‘A civilised way’: India’s Jaishankar greets FM Bilawal with namaste

Foreign Minister Bilawal Bhutto-Zardari greeting Indian External Affairs Minister Subrahmanyam Jaishankar. — Twitter/@BBhuttoZardari

Indian External Affairs Minister Subrahmanyam Jaishankar greeted Foreign Minister Bilawal Bhutto-Zardari and others with a namaste while welcoming them to the Shanghai Cooperation Organisation (SCO) moot. 

Bilawal, who was in Goa leading the country’s delegation to attend the two-day meeting of the SCO CFM, said that welcoming each other with a namaste was the “civilised” way. 

“In Sindh, we welcome each other like this,” said the foreign minister. 

Jaishankar also greeted other foreign ministers including China’s Qin Gang with a namaste on their arrival at the venue and there was no handshake.

“Dr S Jaishankar never made me feel like our bilateral ties impacted our engagement at the SCO FM’s meeting,” said Bilawal, who is also the chairman of Pakistan Peoples Party (PPP).

The meeting between the foreign ministers began at the Taj Exotica Resort on Thursday evening. The reception was hosted by Jaishankar while the main deliberations took place on Friday (today).

During his address at the summit, Bilawal talked about several major issues including the special status of Indian Illegally Occupied Jammu and Kashmir, terrorism, security of Afghanistan, China’s role in bridging differences between Saudi Arabia and Iran etc.

He warned the member states of the SCO against “weaponising terrorism for diplomatic point scoring” without naming India as Jaishankar — prior to Bilawal’s speech — had said the menace of terrorism continues unabated, adding that taking eyes off this menace is detrimental to the security interests of all.

“The collective security of our peoples is our joint responsibility. Terrorism continues to threaten global security. Let’s not get caught up in weaponising terrorism for diplomatic point scoring,” Bilawal said.

The foreign minister emphasised that the idea of eradicating this menace requires not only a “comprehensive approach but also a collective approach”.

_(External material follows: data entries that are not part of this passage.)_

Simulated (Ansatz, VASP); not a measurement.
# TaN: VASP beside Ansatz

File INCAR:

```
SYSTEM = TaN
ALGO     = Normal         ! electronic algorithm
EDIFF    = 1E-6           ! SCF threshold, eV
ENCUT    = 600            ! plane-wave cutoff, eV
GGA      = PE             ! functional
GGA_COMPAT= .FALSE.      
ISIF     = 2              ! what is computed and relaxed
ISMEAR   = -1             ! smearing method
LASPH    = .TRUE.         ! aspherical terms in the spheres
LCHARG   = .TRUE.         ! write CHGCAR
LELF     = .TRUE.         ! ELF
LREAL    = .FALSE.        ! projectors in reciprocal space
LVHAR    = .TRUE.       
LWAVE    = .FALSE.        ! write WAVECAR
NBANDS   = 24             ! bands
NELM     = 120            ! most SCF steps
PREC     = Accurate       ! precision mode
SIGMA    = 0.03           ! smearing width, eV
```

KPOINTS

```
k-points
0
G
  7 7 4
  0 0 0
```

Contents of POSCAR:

He said that the root causes need to be addressed as well as the threats posed by specific groups.

“It requires that we let this challenge unite us to fight it rather than divide us to become its victim. Our success requires us to isolate this issue from geo-political partisanship,” he maintained, adding that practical, pragmatic solutions exist for us to put an end to this chapter once and for all.

“We must stop conflating non-state actors with state actors. Condemn all forms of terrorism including state-sponsored terrorism,” he stressed.